And now, my review of season 2, episode 5 of the Mae Young Classic, from October 3, 2018.

4. Lacey Lane def. Taynara Conti

With this episode kicking off the tournament’s second round, it made sense to expect the matches to be more evenly matched and of higher quality, and that was mostly true. Still, Lacey Lane vs. Taynara Conti stood out glaringly to me as the weakest one this episode.

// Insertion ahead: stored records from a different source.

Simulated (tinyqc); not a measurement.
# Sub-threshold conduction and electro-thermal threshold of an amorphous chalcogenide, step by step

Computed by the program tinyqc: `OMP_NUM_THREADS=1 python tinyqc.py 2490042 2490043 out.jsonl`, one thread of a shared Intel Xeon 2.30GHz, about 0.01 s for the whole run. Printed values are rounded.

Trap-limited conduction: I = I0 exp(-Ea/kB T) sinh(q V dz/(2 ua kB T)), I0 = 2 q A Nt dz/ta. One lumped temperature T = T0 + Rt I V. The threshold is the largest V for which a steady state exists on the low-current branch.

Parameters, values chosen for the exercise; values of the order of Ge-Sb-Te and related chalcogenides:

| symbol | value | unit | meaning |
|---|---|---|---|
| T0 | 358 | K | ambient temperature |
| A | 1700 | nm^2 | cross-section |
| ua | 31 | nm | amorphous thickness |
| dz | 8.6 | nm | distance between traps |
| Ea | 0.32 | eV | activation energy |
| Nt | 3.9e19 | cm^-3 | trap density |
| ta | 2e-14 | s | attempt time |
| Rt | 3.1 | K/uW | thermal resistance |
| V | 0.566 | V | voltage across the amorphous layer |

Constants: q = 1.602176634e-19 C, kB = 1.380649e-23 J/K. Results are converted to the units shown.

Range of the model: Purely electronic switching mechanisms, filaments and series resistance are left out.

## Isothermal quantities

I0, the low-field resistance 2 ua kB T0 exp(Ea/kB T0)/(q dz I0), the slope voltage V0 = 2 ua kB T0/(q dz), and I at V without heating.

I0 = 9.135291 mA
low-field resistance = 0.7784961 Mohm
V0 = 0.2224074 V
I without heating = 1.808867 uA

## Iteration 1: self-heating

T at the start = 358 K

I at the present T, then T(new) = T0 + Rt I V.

The intro video describes Lane as a possible “Cinderella story” and shows Conti’s “mean streak” and kind of off-putting emotional intensity, and she reminds us about her Taya Goshi finisher. Lane’s opponent this match is much closer to her size than in her first, but still quickly dominates because she’s a psychopath and gets extremely mad about almost being beaten by rollup early in the match and starts fighting dirty.

They exchange and dodge some moves and it all feels a bit awkward, and then Conti gets Lane in a backbreaker submission that unfortunately also happens to be THE EXACT SETUP FOR THE CRUCIFIX BOMB. It’s the beginning of Conti’s finisher too, but she holds it for so long that it feels like the end-all of whatever she’s trying to do there. Lane basically got very lucky because Conti either did not do her homework for this match or did and then erroneously believed her finisher setup would beat Lane’s finisher setup. This all technically made sense, but looked dumb and made Lane’s advancement to the next round (for a match with Meiko Satomura!) feel like a fluke. That’s totally valid story and might be what they’re going for, but the combination of that and how this match was executed didn’t result in it being a satisfying section of this episode.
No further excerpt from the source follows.